Superconductor reveals new state of matter involving pairs of Cooper pairs

03 Nov 2021
Superconductor material
New state of matter: The team observed electron quadruplets in this iron-based superconductor material, seen mounted for experimental measurements. (Courtesy: Vadim Grinenko, Federico Caglieris)

Cool a material below its superconducting transition temperature and you’d expect it to start conducting electricity without resistance and expelling magnetic fields. But an international group of physicists has found that a certain kind of iron-based material doped with negative charges does the opposite at around the same temperature – producing spontaneous magnetic fields and retaining resistance when chilled. The researchers say that the results point to a new state of matter in which electrons flow in correlated groups of four, rather than two.

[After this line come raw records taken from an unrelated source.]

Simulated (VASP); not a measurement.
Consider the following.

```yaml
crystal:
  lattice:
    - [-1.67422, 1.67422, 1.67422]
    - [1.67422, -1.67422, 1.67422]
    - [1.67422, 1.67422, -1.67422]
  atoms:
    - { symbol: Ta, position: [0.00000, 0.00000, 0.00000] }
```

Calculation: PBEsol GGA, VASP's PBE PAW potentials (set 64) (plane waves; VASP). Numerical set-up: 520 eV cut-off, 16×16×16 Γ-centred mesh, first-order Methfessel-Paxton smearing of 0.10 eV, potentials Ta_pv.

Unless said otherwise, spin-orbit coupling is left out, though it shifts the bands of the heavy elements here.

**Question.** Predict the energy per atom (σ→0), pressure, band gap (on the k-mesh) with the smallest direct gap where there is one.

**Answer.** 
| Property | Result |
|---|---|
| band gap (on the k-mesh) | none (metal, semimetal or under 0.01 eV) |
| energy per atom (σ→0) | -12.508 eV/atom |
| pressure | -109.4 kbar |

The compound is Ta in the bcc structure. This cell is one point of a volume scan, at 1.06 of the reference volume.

According to the Bardeen-Cooper-Schrieffer (BCS) theory, superconductivity occurs when electrons get together to form what are known as Cooper pairs. Whereas in a vacuum two electrons would repel each other, when moving through the crystal lattice of a superconducting material, one of these particles shifts the positions of surrounding atoms to leave a small region of positive charge. This attracts the second electron to create the pair.

The creation of many such pairs yields a collective condensate, which results in frictionless electron flow. This occurs below a certain temperature – the superconducting transition temperature (Tc) – at which point atoms lack the thermal energy to break up the pairs.

The formation and condensation of Cooper pairs involves breaking what is known as gauge U(1) symmetry. But some more complex superconducting materials have been shown experimentally to also break temporal symmetry. This occurs because below a certain temperature persistent current loops form in the material. Those loops can circulate in either a clockwise or anticlockwise direction, and will switch direction if time is reversed. Above the transition temperature, in contrast, there are no persistent current loops and no breaking of time-reversal symmetry.

BCS theory dictates that the transition temperature of this type of symmetry breaking will always be below – or in very specific circumstances equal to – Tc. But in the latest work, Egor Babaev of the KTH Royal Institute of Technology in Sweden, Vadim Grinenko of TU Dresden in Germany and colleagues have shown that it is possible to invert the two temperatures – requiring, they say, a new state of matter known as a quartic bosonic metal, in which Cooper pairs pair up but frictionless flow is destroyed.

The material studied by the group is a compound of barium, potassium, iron and arsenic, with varying amounts of the first two elements. Last year, some of the current group provided evidence that this material should exhibit time-reversal symmetry breaking when doped with just the right amount of holes, but implied that the breaking of that symmetry would occur at Tc. Now the collaboration has demonstrated that the break happens above Tc.

They achieved this by measuring a range of thermal and electrical properties while cooling the material down at temperatures around ten degrees above absolute zero. In particular, they found that in the absence of any external magnetic field, the material’s specific heat capacity started to rise a couple of degrees above its Tc – interpreting that point as the onset of bound states of electrons. By also observing a spontaneous transverse voltage when applying a heat gradient to the sample, they conclude that there is a phase transition involving the breaking of time-reversal symmetry.

Electron quadruplets

The researchers describe their results using a phase diagram that plots temperature on the y axis against the degree of hole doping on the x axis. The diagram includes a line showing Tc dropping as the doping is increased, as well as a dome-shaped region lower down, within which time-reversal symmetry is broken. They point out that according to BCS theory, all of the dome lies beneath the Tc line. In contrast, they say that their results imply that the tip of the dome pokes through the Tc line – doing so over a narrow range of dopages within which the make-up of their material lies.

Babaev and colleagues say that the phase inside the tip of the dome is a bosonic metal. They conclude that this phase comes about because the electrons in the material, rather than pairing up as they do in a normal superconductor, instead are correlated in groups of four. This “fermionic quadrupling”, they argue, implies that long-range order exists between pairs of Cooper pairs, rather than single pairs.

The researchers add that fermionic quadrupling may be present in other superconductors with multiple broken symmetries. In particular, they say that the phenomenon may occur at very high pressures in hydrogen, deuterium and hydrides. Other potentially rich pickings, they reckon, could be had by studying thin films of superconductors displaying time-reversal symmetry.

The research is published in Nature Physics.